In many ways, the United States has suffered a similar fate. Since 2014, the northern triangle of Central America which includes Guatemala, Honduras, and El Salvador have been enduring a serious drought, receiving 40% less rainfall than normal in some years. Coffee production, an economic driver for the area, was also negatively impacted by an outbreak of coffee leaf rust, made more damaging by climate change, as well as the volatility in global coffee prices. Pine beetles, whose spread has been exacerbated by climate change, have been ravaging the region’s forests. Corn and bean harvests have been decimated by the drought for the last five years. An estimated 200,000 people in the region suffer from food insecurity. All this in a region noted for both its political instability and narco-violence, both of which are exacerbated by the negative economic effects of climate change. It is therefore hardly surprising that US border apprehensions from those three aforementioned countries have skyrocketed from under 60,000 in 2011 to over 220,000 in 2018. Half of the adults currently apprehended at the US border previously worked in agriculture. And it is only going to get much worse. The region is currently suffering through an epidemic of dengue fever, again made worse and more frequent by climate change. The World Bank currently estimates that there will be an additional 4 million refugees from Central America and Mexico as a result of climate change.

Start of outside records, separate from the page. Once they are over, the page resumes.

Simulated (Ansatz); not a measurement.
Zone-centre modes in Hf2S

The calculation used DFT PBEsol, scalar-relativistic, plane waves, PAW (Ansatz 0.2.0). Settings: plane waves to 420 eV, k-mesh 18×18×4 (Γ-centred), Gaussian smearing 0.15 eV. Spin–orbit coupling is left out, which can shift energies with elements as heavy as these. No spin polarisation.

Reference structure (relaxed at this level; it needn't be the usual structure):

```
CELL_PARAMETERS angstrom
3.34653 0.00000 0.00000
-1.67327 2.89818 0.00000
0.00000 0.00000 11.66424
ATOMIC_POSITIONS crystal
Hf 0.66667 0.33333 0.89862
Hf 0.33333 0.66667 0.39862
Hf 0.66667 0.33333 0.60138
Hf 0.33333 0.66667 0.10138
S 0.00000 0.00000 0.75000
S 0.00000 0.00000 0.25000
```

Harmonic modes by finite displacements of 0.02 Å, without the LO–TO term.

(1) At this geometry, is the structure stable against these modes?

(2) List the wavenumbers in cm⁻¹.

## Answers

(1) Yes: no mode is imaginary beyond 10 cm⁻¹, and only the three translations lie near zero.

As with the xenophobic far right in Europe, a critical element of Donald Trump’s campaign in 2016 was his pledge to stop these climate refugees from entering the US. He began his campaign by trashing immigrants, saying, “They’re bringing drugs. They’re bringing crime. They’re rapists.” And the most popular line in his stump speeches was that he would “build the wall and Mexico will pay for it”. That xenophobia has also targeted Muslims and has become part of what is basically Trump’s white Christian nationalist administration. It has also been integral to Trump’s attacks on the separation of powers and our democracy. The initial Muslim ban was an attempt to impose a religious test to simply enter the US. CBP openly defied court orders to enforce that ban after it had been ruled unconstitutional. The Trump administration has used the refugee influx to declare a national emergency on the southern border. He has used that national emergency to send military forces to that area where it appears they are acting illegally as part of domestic law enforcement. The administration has now classified information about military operations at the border, making it more difficult to discern whether those efforts violate the constitutional prohibition from involving the US military in domestic law enforcement. The administration has built concentration camps for immigrant children where far too many of them die and which often violate the court-ordered Flores Agreement on detention of children.
In India, it is estimated that 21 cities in will run out of groundwater in the coming year and two-thirds of the country’s reservoirs are holding below normal levels of water. By the end of the next decade, Indian’s demand for water will nearly double the actual supply. Last summer, a brutal heat wave killed 137 people and the city of Chennai basically ran out of water. Inadequate or unsafe water kills over 200,000 Indians each year. As a sign of just how serious the crisis has become, the recently re-elected Prime Minister Modi made the water crisis the focus of his Independence Day speech and initiated an over $800 million project to try and deal with the chronic water shortages in the country’s agricultural heartland, although how that might be accomplished is not so clear.
Modi has always been a Hindu nationalist with autocratic tendencies. He recently attempted to pass a law stripping Indian Muslims of their citizenship. That effort has been met with massive protests to which the government has responded with force, detaining hundreds and arresting opposition and protest leaders. A slowing economy and Modi’s privatization plans are also leading to additional protests, with the government warning striking workers that there will be “consequences”. With Modi already cracking down on internal dissent, one can only imagine how much worse it might get when he is confronted by further protests and outbreaks of violence as India’s cities run out of water this summer.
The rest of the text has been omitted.